But when it comes to my prospect, we think, I shouldn’t cast the smallest stone at his character.

After all, shouldn’t I be constantly telling him, “It’s not your fault”?

Well, a fatal flaw doesn’t mean someone is bad. It just means they’re missing something.

Like in this John Carlton golf letter, where he explains why you fail on the course:

“You see… you are ALREADY playing the best golf you’re capable of… you’re just not doing it ON THE COURSE.

That’s right. You’re “blowing your wad” on the RANGE, if you’re like 99% of the amateur golfers in the world. And you’re leaving your best game there on the range. And going out on the course with the WORST game you have.”

It’s a flaw, but it’s correctable. In fact, the flaw is corrected by the DISCOVERY that the sales letter promises.

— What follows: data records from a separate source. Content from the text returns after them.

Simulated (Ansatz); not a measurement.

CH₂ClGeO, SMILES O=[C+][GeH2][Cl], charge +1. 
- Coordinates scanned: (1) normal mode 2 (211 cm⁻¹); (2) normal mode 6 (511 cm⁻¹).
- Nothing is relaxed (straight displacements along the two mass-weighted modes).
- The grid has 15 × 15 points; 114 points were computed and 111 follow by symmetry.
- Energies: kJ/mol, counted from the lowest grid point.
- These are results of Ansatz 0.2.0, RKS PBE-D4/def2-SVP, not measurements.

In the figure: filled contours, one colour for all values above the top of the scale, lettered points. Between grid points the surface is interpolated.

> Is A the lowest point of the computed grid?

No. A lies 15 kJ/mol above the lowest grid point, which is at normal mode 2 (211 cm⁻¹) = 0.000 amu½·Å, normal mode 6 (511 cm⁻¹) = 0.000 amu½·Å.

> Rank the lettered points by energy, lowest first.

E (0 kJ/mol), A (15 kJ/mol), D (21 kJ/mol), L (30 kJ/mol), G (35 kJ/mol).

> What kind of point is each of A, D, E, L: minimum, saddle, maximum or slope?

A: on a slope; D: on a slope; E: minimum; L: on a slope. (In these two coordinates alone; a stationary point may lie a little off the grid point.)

Strangely, it can be a relief to learn why we’ve failed for so long. Cause then we know a solution is actually possible and that failure isn’t etched in stone:

→ Can’t lose weight? We were counting calories instead of carbs.
→ Can’t get customers? We were cold calling instead of creating engaging content that drew prospects in.
→ Can’t turn a profit? We were chasing single sales instead of cultivating the Lifetime Customer Value.

Those stories help us believe that a solution is possible. Because now we know why we’ve failed … and therefore, why we might be able to succeed.

Storytellers include fatal flaws because those stories mirror reality. There’s always an obstacle to getting what we want.

First the hero must face it … must “remove the scales from his eyes” … before he can see clearly.

The MORAL: Include a “fatal flaw” that your hero must overcome before she can win.